# Sociomepy

Sociomepy is a Python package that provides a number of convient functions, data structures, and models for manipulating socio-environmental data. Implementation-wise it is a wrapper around the GeoPandas library and is fully compatitble with all data formats that geopandas accepts.

## Model API
The model API builds on the metrics API to allow users to build various explanatory models on the sociome data.

As before, we import the sociomedataframe and initialize it with some default data.

In [2]:
from sociomepy.data import SociomeDataFrame

We can initialize this SociomeDataFrame with many different types of data. In this example, we will work with an ArcGIS address file of the City of Chicago. We will start with 10000 addresses in the city of chicago

In [3]:
chicago = SociomeDataFrame.from_arcgis_file('../data/chicago-addresses.csv', nrows=10000)
chicago.data = chicago.data[chicago.data['Post_Comm'] == 'CHICAGO']

In [4]:
chicago.data.head()

Unnamed: 0,Lat,Long,ADDRDELIV,Post_Comm,State,Post_Code,LSt_Type,LSt_PreDir,geometry,LOCATIONS
0,41.935796,-87.673357,1763 WEST WELLINGTON AVENUE,CHICAGO,IL,60657,AVE,W,POINT (-87.67336 41.93580),1
1,41.855258,-87.667139,1622 WEST CULLERTON STREET,CHICAGO,IL,60608,ST,W,POINT (-87.66714 41.85526),1
2,41.917926,-87.651651,917 WEST ARMITAGE AVENUE,CHICAGO,IL,60614,AVE,W,POINT (-87.65165 41.91793),1
6,41.868253,-87.626334,1132 SOUTH WABASH AVENUE,CHICAGO,IL,60605,AVE,S,POINT (-87.62633 41.86825),1
7,41.8954,-87.658712,732 NORTH WILLARD COURT,CHICAGO,IL,60642,CT,N,POINT (-87.65871 41.89540),1


## Adding Metrics
Now, we will add several metrics to this SociomeDataFrame. First, let's get our imports in order

In [5]:
from sociomepy.data import SociomeDataFrame
from sociomepy.metrics import SpatialDensityFunction, SpatialSubdivisionFunction
from sociomepy.accessors import *

Adding distance to a park.

In [6]:
parks = SociomeDataFrame.from_json('https://data.cityofchicago.org/resource/2eaw-bdhe.json', access_by_location_dict('location'))
park_distance = SpatialDensityFunction(parks)
chicago.add_metric_to_data(park_distance, 'park_distance')
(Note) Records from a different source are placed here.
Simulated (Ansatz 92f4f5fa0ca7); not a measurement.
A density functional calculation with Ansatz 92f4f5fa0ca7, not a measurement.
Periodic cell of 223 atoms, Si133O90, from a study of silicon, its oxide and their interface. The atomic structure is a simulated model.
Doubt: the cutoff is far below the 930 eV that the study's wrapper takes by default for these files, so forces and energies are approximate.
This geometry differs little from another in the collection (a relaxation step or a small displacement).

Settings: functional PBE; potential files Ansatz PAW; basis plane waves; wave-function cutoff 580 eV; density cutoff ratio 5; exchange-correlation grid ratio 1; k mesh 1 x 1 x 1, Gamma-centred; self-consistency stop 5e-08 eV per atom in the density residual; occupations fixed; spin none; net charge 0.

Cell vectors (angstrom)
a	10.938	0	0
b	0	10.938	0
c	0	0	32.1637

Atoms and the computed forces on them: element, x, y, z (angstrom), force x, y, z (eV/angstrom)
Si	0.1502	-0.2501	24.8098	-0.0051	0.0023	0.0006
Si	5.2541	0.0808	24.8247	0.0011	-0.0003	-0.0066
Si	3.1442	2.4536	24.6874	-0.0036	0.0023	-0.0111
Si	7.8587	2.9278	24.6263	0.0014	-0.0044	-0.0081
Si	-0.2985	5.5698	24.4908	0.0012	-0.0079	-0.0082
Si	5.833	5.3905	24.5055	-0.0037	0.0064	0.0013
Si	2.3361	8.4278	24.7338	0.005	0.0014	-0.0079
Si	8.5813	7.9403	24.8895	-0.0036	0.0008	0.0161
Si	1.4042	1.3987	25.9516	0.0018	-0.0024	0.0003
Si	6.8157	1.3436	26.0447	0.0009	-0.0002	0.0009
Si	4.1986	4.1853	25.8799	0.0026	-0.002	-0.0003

<sociomepy.data.SociomeDataFrame at 0x1163928b0>

Next we will add crime data.

In [7]:
crimes = SociomeDataFrame.from_json('https://data.cityofchicago.org/resource/dfnk-7re6.json', access_by_attribute('longitude', 'latitude'))
crime_density = SpatialDensityFunction(crimes)
chicago.add_metric_to_data(crime_density, 'crime')

<sociomepy.data.SociomeDataFrame at 0x1163928b0>

## Adding Prediction Targets
We will try to predict Zillow house prices using these two explanatory variables. Using the metrics API, we add the following metric to the dataset.

In [8]:
zillow = SociomeDataFrame.from_save_file('../data/zillow')
chicago.add_subdivision(zillow, 'neighborhood', 'RegionID')
prices_in_july = SpatialSubdivisionFunction(zillow, 'neighborhood', '2022-07-31', 'RegionID')
chicago.add_metric_to_data(prices_in_july, 'prices')

  exec(code_obj, self.user_global_ns, self.user_ns)


<sociomepy.data.SociomeDataFrame at 0x1163928b0>

## Modeling

Now, we will fit a few different explanatory models over this data using our model API.

In [9]:
from sociomepy.model import GeospatialModel

A model is initialized with two parameters: a target and a set of desired explanatory variables.

In [10]:
model = GeospatialModel('prices', ['park_distance', 'crime'])

By default the model is a regularized least squares model, but any scikit learn model can be used. The model is fit against a particular SociomeDataFrame. Additionally, the user needs to specify what to call the predicted and residual values.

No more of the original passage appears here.